30 August 2001 adjusting the times


About 11:30

I didn't bring the handheld so I'm writing on paper instead.

Calm, a completely calm day, but humid, with low cloud that could change into light rain, or into mist or fog at ground level. A large crow walks about near me, with its head and beak jerking back and fore at about twice the speed of its body over the ground. A small girl is walking hand-in-hand with a man and a woman - with both her arms outstretched sideways. The man, who looks about sixty, is pushing a buggy. The sun shines faintly through the misty cloud layer. I hear two aircraft but I can't see them.
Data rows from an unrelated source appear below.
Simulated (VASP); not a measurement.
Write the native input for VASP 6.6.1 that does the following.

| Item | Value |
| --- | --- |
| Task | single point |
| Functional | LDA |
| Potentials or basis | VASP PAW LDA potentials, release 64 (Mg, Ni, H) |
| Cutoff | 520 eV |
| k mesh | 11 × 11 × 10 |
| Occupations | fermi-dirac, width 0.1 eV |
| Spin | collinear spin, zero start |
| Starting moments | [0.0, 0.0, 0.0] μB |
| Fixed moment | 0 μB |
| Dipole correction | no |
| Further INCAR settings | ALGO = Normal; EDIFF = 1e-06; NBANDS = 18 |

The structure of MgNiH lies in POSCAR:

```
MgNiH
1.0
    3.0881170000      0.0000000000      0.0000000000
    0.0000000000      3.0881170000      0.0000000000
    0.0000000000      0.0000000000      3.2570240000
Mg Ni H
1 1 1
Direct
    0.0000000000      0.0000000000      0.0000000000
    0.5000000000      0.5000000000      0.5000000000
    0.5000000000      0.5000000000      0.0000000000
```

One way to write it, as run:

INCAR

Today I'm going to attempt some kind of connective writing*... A blob of liquid, is it from a bird?, lands on my cuff. I look at my watch and see that soon I must move to catch the train which will get me back by a promised time. While walking I've been thinking about time, and the avoidance of hurry, and the folly of attempting several things at once. I resolved to avoid both these mistakes by insisting on not doing anything until ready... and to accept the consequences of that. If I can remember.

*Later: what came of it was the story of Deon and his comparing of prehistoric times with the present - and with those of Uncle Evan. I wanted a fictional review of softopia - and this was how it emerged, unexpectedly!

11:56 Station. 2 minutes to wait. Imposed tempo of railway. Not as destructive of human life as was the state of some men I passed shovelling and controlling an hydraulic arm and grabber (or whatever it's called) to transfer soil from a huge shuddering truck to the road surface (prior to it becoming part of someone's garden, I suppose). They and the machine seemed to be acting at many times the speed needed for 'improving a garden'. And gardens themselves seem to me to be unnatural distortions of the tempo and distribution of plant growth. I'm sorry to say that I don't like them, not the real ones nor the mythical ones that are so often taken as models of peace and rightness. I prefer the sea or the sky, or a forest.

This question of tempo, of reconnecting human tempo back to that of bodily and cosmic life, - it will have to be tackled (though not in a hurry, I suppose!). It will call for the greatest of adjustments.

'Adjusting the time' - is that what we have to do now, the whole lot of us? That, and little else, for the earthly paradise to begin (asks the optimist)?